Not all landlords have large numbers of multi-occupancy properties. Maybe you’ve inherited a property and want to let it out, rather than sell. Or perhaps you’ve taken advantage of the Stamp Duty holiday and are purchasing a buy-to-let property to bolster your future financial security.

As a brand new landlord, you need to get up to speed with lots of different regulations straightaway. Particularly if you’re not hiring a property manager or letting agent to take care of things for you.

We know tax is just one of the things you have to get your head round. And if you’ve only ever paid income tax through PAYE, then the thought of plunging into self assessment can be quite daunting. This short list of new landlord tax essentials will get you on the right track.

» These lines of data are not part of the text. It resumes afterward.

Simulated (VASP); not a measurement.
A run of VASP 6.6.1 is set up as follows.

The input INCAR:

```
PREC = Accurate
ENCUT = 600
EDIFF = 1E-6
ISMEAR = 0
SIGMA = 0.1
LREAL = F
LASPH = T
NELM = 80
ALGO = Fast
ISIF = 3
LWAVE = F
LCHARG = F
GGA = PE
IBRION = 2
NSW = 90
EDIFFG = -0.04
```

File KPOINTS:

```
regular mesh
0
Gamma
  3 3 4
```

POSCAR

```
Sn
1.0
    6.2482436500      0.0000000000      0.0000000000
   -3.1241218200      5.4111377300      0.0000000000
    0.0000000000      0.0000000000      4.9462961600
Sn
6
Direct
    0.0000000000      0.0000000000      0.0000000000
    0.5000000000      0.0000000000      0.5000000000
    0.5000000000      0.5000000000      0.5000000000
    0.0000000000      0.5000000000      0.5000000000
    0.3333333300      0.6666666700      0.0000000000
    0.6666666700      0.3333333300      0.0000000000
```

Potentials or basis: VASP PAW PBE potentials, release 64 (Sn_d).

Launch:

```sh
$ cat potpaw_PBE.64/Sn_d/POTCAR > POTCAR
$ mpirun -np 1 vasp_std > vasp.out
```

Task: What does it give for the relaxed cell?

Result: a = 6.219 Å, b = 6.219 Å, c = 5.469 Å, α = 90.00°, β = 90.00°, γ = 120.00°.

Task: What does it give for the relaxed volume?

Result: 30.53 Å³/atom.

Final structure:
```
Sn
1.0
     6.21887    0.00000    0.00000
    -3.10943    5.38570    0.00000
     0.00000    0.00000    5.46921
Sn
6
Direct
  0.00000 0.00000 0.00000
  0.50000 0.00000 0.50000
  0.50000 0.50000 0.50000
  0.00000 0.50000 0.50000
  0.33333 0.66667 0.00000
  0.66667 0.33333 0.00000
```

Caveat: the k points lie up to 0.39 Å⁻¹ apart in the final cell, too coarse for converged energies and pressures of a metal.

New rental income and your tax rate

The profit you make from renting out your property becomes part of your overall annual taxable income. In other words, it’s added together with all your other income streams: salary, savings, investments and pension.

This is where your tax rate may change. If you’re at the top end of the Basic Rate, the additional rental income may push you into the Higher Rate tax band. But this higher percentage is only payable on the amount over the threshold. The rest of your income remains taxed at the lower rate.

It’s not just the rent you collect. Other money you might get from your tenants is also likely to be considered taxable income.

For example:

You pay the council tax bill and reclaim it from your tenants. This amount counts as taxable income.

There’s absolutely nothing wrong with doing this, or charging for a service you provide to your tenants. But you need to be careful how you record it.

Your new landlord expenses

Tax wise, it’s not all bad for landlords. There are two main things you can do to maximise your tax efficiency.

  1. Keep a detailed list of all your expenses. You can deduct many of the maintenance and running costs as a business expense (even if it doesn’t feel like you’re ‘running a business’). Such as:
  • Utilities
  • Council tax
  • Cleaners
  • Advertising and marketing
  • Legal fees
  • Accountancy fees
  1. HMRC has a full range of different tax reliefs and allowances you can claim on other expenses.

For example:

  • Mortgage interest payments: you can apply for 20% tax relief on a buy-to-let mortgage. So unfortunately, by definition, this doesn’t apply to inherited properties.
  • Replacing items in the property: this only applies to the replacement of things already in the home, not to the cost of kitting it out from scratch. And you can only get tax relief on a like-for-like purchase. If you decide to upgrade an appliance (for example), you can still claim tax relief on the proportion of the cost that matches the like-for-like amount.

It’s wise to get professional help with this, partly so you don’t miss out on anything you’re entitled to. And partly so you don’t accidentally claim for something that isn’t allowable. Mistakes can result in a hefty financial penalty.

But how do I pay this extra landlord income tax?

If the profit from your rental income is under £2,500, then you can arrange for HMRC to take any extra tax you owe through the PAYE system.

If your profit is over £2,500, or you earn over £10,000, you’ll need to complete a self assessment tax return. For taxpayers that have always been in PAYE, this can be an unappealing prospect. But HMRC have worked hard to streamline and digitise their systems, which makes it a lot more accessible.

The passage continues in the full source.